Today was a tournament day, which meant less time building and more time actually using what I’ve built. That’s a useful kind of test.

Querying live data between rounds

I was able to use the natural language query interface throughout the day to pull insights from the live event data — things like which players had the easiest or hardest paths to their current record based on their opponents’ standings. That kind of context isn’t something you’d normally have access to mid-tournament without doing a lot of manual lookup, and having it queryable in plain language made it genuinely fast to get to.

It did influence real decisions. At one point I used it to think through whether to stay in the tournament or drop, weighing my remaining path against the field. It didn’t end up mattering — a last-second disqualification retroactively changed a competitor’s record and shifted things anyway — but the data was useful in the moment and I liked having it. That’s a meaningful validation: the tool changed what I was thinking about, not just what I was curious about.

Hitting session limits and an arithmetic error

The session limits hit quickly today, which makes sense — natural language data queries are token-heavy, especially when the model is doing a lot of interpretation and context-holding between questions. I burned through more than I expected just in the gaps between rounds.

More concerning was a calculation error I caught. Matches are best-of-three, so results get reported as game scores like 2-1 for a win. The model was treating that as a literal score addition — adding 2-1 to a running total — rather than counting it as a single match win. It’s the kind of domain-specific encoding that’s obvious once you know it and easy to get wrong if you don’t. The underlying data is fine; it was the interpretation layer that slipped.

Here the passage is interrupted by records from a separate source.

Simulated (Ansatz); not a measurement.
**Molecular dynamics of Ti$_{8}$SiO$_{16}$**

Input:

The fix is probably not a better model — it’s better prompting or a structured query layer that handles the arithmetic before the model ever sees it. For the natural language interface to be reliable, I need to be more deliberate about what I’m asking the model to reason about versus what should just be computed directly.

Rethinking model selection for different query types

The token burn today is pushing me to think more carefully about when to use Opus versus something lighter. For exploratory or interpretive queries, the quality difference probably justifies the cost. For simpler lookups — give me the current standings, how many rounds are left, what’s this player’s record — a less capable model or a lower effort setting would likely do just as well and cost a fraction. I want to experiment with that tomorrow and see if the quality actually holds for the simpler cases.

I’ve also been reading about older models getting quietly degraded after new ones release, which is something I want to keep an eye on as I build more reliance on specific model behavior. Whether that’s real or perception drift is hard to tell from the outside, but it’s worth being aware of as a variable.